A .fg file is not much more than that. It starts with a line containing the number of factors in that graph, followed by an empty line. Then all factors are specified, using one block for each factor, where the blocks are seperated by empty lines. Each variable occurring in the factor graph has a unique identifier, its label (which should be a nonnegative integer). Comment lines which start with # are ignored.

Factor block format

Each block describing a factor starts with a line containing the number of variables in that factor. The second line contains the labels of these variables, seperated by spaces (labels are nonnegative integers and to avoid confusion, it is suggested to start counting at 0). The third line contains the number of possible values of each of these variables, also seperated by spaces. Note that there is some redundancy here, since if a variable appears in more than one factor, the cardinality of that variable appears several times in the .fg file; obviously, these cardinalities should be consistent. The fourth line contains the number of nonzero entries in the factor table. The rest of the lines contain these nonzero entries; each line consists of a table index, followed by white-space, followed by the value corresponding to that table index. The most difficult part is getting the indexing right. The convention that is used is that the left-most variables cycle through their values the fastest (similar to MatLab indexing of multidimensional arrays).

Example

An example block describing one factor is:

3
4 8 7
3 2 2
11
0 0.1
1 3.5
2 2.8
3 6.3
4 8.4
6 7.4
7 2.4
8 8.9
9 1.3
10 1.6
11 2.6

which corresponds to the following factor:

\[ \begin{array}{ccc|c} x_4 & x_8 & x_7 & \mbox{value}\\ \hline 0 & 0 & 0 & 0.1\\ 1 & 0 & 0 & 3.5\\ 2 & 0 & 0 & 2.8\\ 0 & 1 & 0 & 6.3\\ 1 & 1 & 0 & 8.4\\ 2 & 1 & 0 & 0.0\\ 0 & 0 & 1 & 7.4\\ 1 & 0 & 1 & 2.4\\ 2 & 0 & 1 & 8.9\\ 0 & 1 & 1 & 1.3\\ 1 & 1 & 1 & 1.6\\ 2 & 1 & 1 & 2.6 \end{array} \]

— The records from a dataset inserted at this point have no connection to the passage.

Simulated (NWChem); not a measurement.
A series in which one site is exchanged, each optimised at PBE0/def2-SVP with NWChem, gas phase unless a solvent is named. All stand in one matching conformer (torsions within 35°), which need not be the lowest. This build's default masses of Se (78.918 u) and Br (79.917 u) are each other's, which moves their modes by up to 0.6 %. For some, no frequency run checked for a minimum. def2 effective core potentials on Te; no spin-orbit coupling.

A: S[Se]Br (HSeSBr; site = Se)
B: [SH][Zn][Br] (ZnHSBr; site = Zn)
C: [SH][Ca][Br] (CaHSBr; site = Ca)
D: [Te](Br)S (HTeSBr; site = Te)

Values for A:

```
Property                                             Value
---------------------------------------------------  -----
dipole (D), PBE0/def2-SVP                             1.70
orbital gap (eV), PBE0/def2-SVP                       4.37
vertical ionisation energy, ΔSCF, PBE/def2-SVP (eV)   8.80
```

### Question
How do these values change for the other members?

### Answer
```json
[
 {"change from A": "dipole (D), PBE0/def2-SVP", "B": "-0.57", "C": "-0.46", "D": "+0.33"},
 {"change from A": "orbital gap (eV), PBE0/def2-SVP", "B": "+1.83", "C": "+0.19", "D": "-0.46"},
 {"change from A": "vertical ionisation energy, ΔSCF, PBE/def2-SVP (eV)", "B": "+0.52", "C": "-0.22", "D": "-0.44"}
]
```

Note that the value of $x_4$ changes fastest, followed by that of $x_8$, and $x_7$ varies the slowest, corresponding to the second line of the block ("4 8 7"). Further, $x_4$ can take on three values, and $x_8$ and $x_7$ each have two possible values, as described in the third line of the block ("3 2 2"). The table contains 11 non-zero entries (all except for the fifth entry). Note that the eleventh and twelveth entries are interchanged.

A final note: the internal representation in libDAI of the factor above is different, because the variables are ordered according to their indices (i.e., the ordering would be $x_4 x_7 x_8$) and the values of the table are stored accordingly, with the variable having the smallest index changing fastest:

\[ \begin{array}{ccc|c} x_4 & x_7 & x_8 & \mbox{value}\\ \hline 0 & 0 & 0 & 0.1\\ 1 & 0 & 0 & 3.5\\ 2 & 0 & 0 & 2.8\\ 0 & 1 & 0 & 7.4\\ 1 & 1 & 0 & 2.4\\ 2 & 1 & 0 & 8.9\\ 0 & 0 & 1 & 6.3\\ 1 & 0 & 1 & 8.4\\ 2 & 0 & 1 & 0.0\\ 0 & 1 & 1 & 1.3\\ 1 & 1 & 1 & 1.6\\ 2 & 1 & 1 & 2.6 \end{array} \]

Evidence (.tab) file format

This section describes the .tab fileformat used in libDAI to store "evidence", i.e., a data set consisting of multiple samples, where each sample is the observed joint state of some variables.

A .tab file is a tabular data file, consisting of a header line, followed by an empty line, followed by the data points, with one line for each data point. Each line (apart from the empty one) should have the same number of columns, where columns are separated by one tab character. Each column corresponds to a variable. The header line consists of the variable labels (corresponding to dai::Var::label()). The other lines are observed joint states of the variables, i.e., each line corresponds to a joint observation of the variables, and each column of a line contains the state of the variable associated with that column. Missing data is handled simply by having two consecutive tab characters, without any characters in between.

Example

1       3       2
0       0       1
1       0       1
1               1

This would correspond to a data set consisting of three observations concerning the variables with labels 1, 3 and 2; the first observation being $x_1 = 0, x_3 = 0, x_2 = 1$, the second observation being $x_1 = 1, x_3 = 0, x_2 = 1$, and the third observation being $x_1 = 1, x_2 = 1$ (where the state of $x_3$ is missing).

Expectation Maximization (.em) file format

This section describes the file format of .em files, which are used to specify a particular EM algorithm. The .em files are complementary to .fg files; in other words, an .em file without a corresponding .fg file is useless. Furthermore, one also needs a corresponding .tab file containing the data used for parameter learning.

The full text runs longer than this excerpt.